[UPDATE] Netflix ranks Charter as best, Clearwire worst for data throughput
In the company blog Thursday, Netflix Director of Content Delivery Ken Florence presented a ranking of the best and worst network operators for Netflix streaming, a ranking that the company plans to maintain and publish as a monthly report.
Florence says the top HD streams from Netflix are about 4,800 Kbps, and because the service adapts to the available bandwidth a provider may have, no one carrier would hit that maximum and maintain it. However, it serves as a good reference point for the average overall throughput a network can provide. Charter, the leading US network in overall throughput, averaged 2,667 Kbps between October 1, 2010 and January 15, 2011.
Beneath Charter are three relatively distinct performance tiers. Following not too far behind Charter was a cluster of six carriers: Comcast, Cox, Time Warner, Cablevision, Suddenlink, and Cable One.
Then, there is a rather large drop in performance into a middle tier where Verizon, AT&T, Bellsouth, Windstream, Embarq, and Qwest are rather evenly spaced in descending order. These range between approximately 2,300 Kbps and 1,700 Kbps.
Finally, there is the bottom tier with the slowest performers, which includes CenturyTel, Frontier, and Clearwire. These carriers performed in the range of 1,650 Kbps to about 1,400 Kbps.
Naturally, network technology, content delivery partners, and geographic region all have a lot to do with an operator's overall performance in these rankings, but as Florence says, "it's a great high-level view of Netflix performance across a large number of streaming sessions."
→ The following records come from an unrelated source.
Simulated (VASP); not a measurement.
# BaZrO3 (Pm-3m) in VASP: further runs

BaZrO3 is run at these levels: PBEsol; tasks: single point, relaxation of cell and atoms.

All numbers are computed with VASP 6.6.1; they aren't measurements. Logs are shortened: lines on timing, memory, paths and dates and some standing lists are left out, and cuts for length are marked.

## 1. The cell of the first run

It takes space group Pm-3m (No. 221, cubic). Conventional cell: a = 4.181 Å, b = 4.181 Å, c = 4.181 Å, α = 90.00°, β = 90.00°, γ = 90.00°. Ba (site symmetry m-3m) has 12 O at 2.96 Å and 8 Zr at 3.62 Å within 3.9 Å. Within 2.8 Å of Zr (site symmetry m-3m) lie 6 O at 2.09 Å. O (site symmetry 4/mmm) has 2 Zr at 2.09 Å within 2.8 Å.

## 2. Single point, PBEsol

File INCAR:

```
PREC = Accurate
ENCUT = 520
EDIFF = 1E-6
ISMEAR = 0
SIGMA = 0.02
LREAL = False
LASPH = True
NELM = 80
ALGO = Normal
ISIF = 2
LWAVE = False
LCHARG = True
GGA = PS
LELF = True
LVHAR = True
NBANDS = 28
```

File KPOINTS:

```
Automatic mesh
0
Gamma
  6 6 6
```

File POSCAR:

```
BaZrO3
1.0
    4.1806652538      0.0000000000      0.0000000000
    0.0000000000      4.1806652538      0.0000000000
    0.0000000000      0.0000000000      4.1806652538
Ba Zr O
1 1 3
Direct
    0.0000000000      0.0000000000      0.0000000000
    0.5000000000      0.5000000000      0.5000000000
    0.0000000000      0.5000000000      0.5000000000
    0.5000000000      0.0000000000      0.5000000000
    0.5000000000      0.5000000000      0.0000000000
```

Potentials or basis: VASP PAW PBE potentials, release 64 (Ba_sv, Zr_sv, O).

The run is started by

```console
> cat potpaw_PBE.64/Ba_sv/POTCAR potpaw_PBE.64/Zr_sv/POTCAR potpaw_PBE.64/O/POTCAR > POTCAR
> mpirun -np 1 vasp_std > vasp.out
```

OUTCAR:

Still, Clearwire representatives reached out to us today, looking to defend their mobile broadband network against Netflix's castigation.
"It doesn't come as a surprise to anyone in tech that a wireless network ranks behind wired DSL, cable and fiber optic networks in terms of speed," a Clearwire representative said. "Wired networks are capable of achieving faster speeds than wireless networks. That's the nature of the technologies. But speed isn't the whole story."
Indeed, Clearwire does have its own benefits that can balance out the lower average speed; principal among them is the fact that when a user is connected to a Clearwire WiMAX signal, he can take his Netflix stream along with him, instead of having to leave it at home.
"As mobile video consumption increases, this key advantage will only become more of a differentiator for services like ours," Clearwire told us.
Most interestingly, though, was the fact that Canada had an average much closer to the maximum than the U.S. Rogers, Canada's largest ISP, trumps all of the United States' carriers with a 3,020 Kbps average throughput. When Netflix launched its streaming service in Canada just over six months ago, Rogers shrunk the download cap for its Lite pricing tier from 25GB per month to 15. Users began complaining that these data limits could be met and exceeded in under a week of use. Maybe the heightened stream speed and quality have something to do with it.